Is there value in the auth realm? Possibly. I might be able to use that information to hide or allow operations rather than allowing them to fail. Or rather than duplicating a hard coded check into the client code, a check that would have to be maintained in parallel with one on the server side, use the metadata to apply the same check both on the client and the server.

JeffRMoore commented 7 years ago

@smolinari That video is good.

Think of "Viewer" as "Authorization Context." For Facebook, that's Viewer. For other APIs, it might be different. In the Facebook example, the action "see" is baked into the function name. That's a part of the concept of authorization context and might be part of a parameter to check authorization instead in a generic authorization library. The action could be "delete" for example or even more application specific. Other environmental factors might be considered part of the context, like the requesting IP address or even time of day. "Joe is authorized to change grades only from an on-campus IP and only during office hours."

They also separate the point of policy enforcement (CheckCanSee) and the point of making the decision (The implementation of CheckCanSee). The example is a really minimal implementation of an important abstraction. This way resolver implementation should not change when Authorization policy changes.

Love how they build audibility into the structure of the system. Really important.

Isn't FB code-generating their resolver implementations?

Schema decoration is compatible with this approach?

smolinari commented 7 years ago

Why don't we just build all of the business logic into the API's abilities? Thick resolvers, thin or even no model. Yeah. That would be so flexible and smart. Right?

The answer from everyone should be an emphatic, "Whoah Scott! No. no. no. Not at all."

Before I continue, I hope we can all agree on one thing. Authorization (or even validation) is business logic. Right?

So why are we discussing authorization as a part of the API? Where is the line drawn or where should it be drawn? FB obviously drew the line very close to the API and said, "let's keep the API layer as thin as possible. There will be very little to no business logic in it! Period!" Why are we fighting this "way of doing it"? Convenience? That is a stupid reason for doing anything and I am only guessing that is the reason. Please don't confuse convenience with simplicity. They aren't always the same and usually aren't. You must all also agree, adding business logic into the API isn't simple either.
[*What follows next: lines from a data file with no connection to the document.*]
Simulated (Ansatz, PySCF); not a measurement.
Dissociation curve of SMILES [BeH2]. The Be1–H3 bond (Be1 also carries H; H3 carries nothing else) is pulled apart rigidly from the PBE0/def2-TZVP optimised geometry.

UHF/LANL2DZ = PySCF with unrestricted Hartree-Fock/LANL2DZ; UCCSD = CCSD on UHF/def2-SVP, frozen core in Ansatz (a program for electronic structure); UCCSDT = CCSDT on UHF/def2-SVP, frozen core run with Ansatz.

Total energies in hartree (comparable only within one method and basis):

What other reasons are there for adding business logic in the API layer? I have yet to hear one plausible reason except for "it's a natural fit". I've offered plenty of reasons why adding such logic into the API itself is a bad idea.

If Apollo wants to build out the server (and they should!), it needs to happen after the API layer and completely separated from it. That is my 2 cents on this (obviously). The "backend" should be a simple as possible set of plug-in-able interfaces for different business logic systems, including but not limited to validation and authorization systems. That's all that is needed. The rest should be done (and has been done to certain extents) by the rest of the Node community.

As we are speaking, teams are nailing these things together. Look at GraphCool. What Apollo should be saving us from is the work of nailing the system together. It should be "server glue".

And yet the system must still be way open to customization and evolution. Think about this. If I have a simple role based authorization system and I decide I want to add sharing rules, peppering the API with authorization directives is going to make my life a nightmare and so much so, I am probably never going to change it and thus, such a solution is clearly a dead end street. It's not good customizability, if that might have been thought of as a benefit.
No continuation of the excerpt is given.